One of my friends at university was a chemistry student. Instead of writing essays or sitting exams he was judged on the experiments he conducted in his laboratory. He’d combine chemicals together to see how they reacted. Some would crackle, some would pop, and some would produce a catastrophic nuclear meltdown so he largely avoided those experiments.
In general, he wouldn’t add chemicals together randomly. Everything was meant to be based on analysis on paper before moving to the actual chemicals themselves. But he was a student – and students always take shortcuts. So, sometimes he would add the chemicals together before he worked out everything that might happen to them.
One day he came home and he couldn’t talk. When I said “hello” he took out a notepad and wrote “hello” on it. “What happened,” I asked. He wrote “I invented mustard gas!”.
Later, when his voice returned, he explained what happened.
“I was trying to combine a couple of chemicals together to create a detergent like gas. It was meant to be a mild cleanser that you could use as a spray to keep your hands clean. Unfortunately, I got my measurements wrong. Even worse, I forgot the danger of sniffing the gas. When you sniff a gas in a test tube you should use your hand to gently waft the air towards you. And then you should only do that if it is completely safe. I, however, accidentally created mustard gas. And then I sniffed the test tube like Scarface with nasal deep in a mountain of cocaine. The gas burned my throat and I had to drink cups of butter for a week to keep it moist and to stop it scarring over.”
However, even after accidentally giving his throat an acid bath and downing liquid Lurpack unsalted like it was a pint of lager, if you asked him what the worst smell in the world was, then his homemade mustard gas would only be number 2 on his list. At number 1 he would say “your smelly trainers!”
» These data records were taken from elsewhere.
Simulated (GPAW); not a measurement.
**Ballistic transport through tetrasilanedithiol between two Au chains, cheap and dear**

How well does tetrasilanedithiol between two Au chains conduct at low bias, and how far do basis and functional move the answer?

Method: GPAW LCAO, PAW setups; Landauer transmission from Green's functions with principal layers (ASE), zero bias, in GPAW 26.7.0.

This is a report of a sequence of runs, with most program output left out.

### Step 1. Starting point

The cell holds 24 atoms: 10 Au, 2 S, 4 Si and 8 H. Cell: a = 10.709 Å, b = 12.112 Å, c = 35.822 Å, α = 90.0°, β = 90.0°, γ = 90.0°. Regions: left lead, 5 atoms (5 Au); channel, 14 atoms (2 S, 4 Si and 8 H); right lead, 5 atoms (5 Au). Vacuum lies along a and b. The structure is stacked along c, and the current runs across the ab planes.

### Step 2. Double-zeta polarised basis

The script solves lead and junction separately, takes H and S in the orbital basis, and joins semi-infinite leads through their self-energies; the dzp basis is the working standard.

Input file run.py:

It seems unfair that your own boady can generate a smell that your own nose rejects. Why is it that one whiff of a pair of trainers after a long run can know you out faster than Anthony Joshua against, well, anyone?
When I travel with my trainers, I have to make sure to wrap them not just in a trainer back but two bin bags too. I can’t risk the cross contamination of having my trainers in the same bag as my clothes. Instead, I wrap them so tightly I’ve created a vacuum so powerful James Dyson wants to patent it.
But, no more.
Last month my wife bought me a special gift: charcoal bags from Shoe Ninja. Special bags that fit inside each trainer and draw out the moisture (and the smell). How they work, I don’t know. Do they work? I don’t know either. I think they do. I think that when I take the bag out of the shoe, the shoe doesn’t smell as strong as it would have if there had been nothing there. But I can’t tell for certain.
The one thing that makes me think they might have no practical benefit is that the instructions ask me to ‘refresh’ the shoe ninja each month by leaving them out in the sunshine so the sunshine can ‘recharge’ the charcoal. Which doesn’t sound like any science I know, especially when the charcoal is in a cloth bag and has as much chance of seeing the sun as, well, Tony Montana seeing the next day at the end of Scarface. It sounds as daft as snorting mustard gas.
So, can I recommend this product? Maybe. It might work but then again it might not!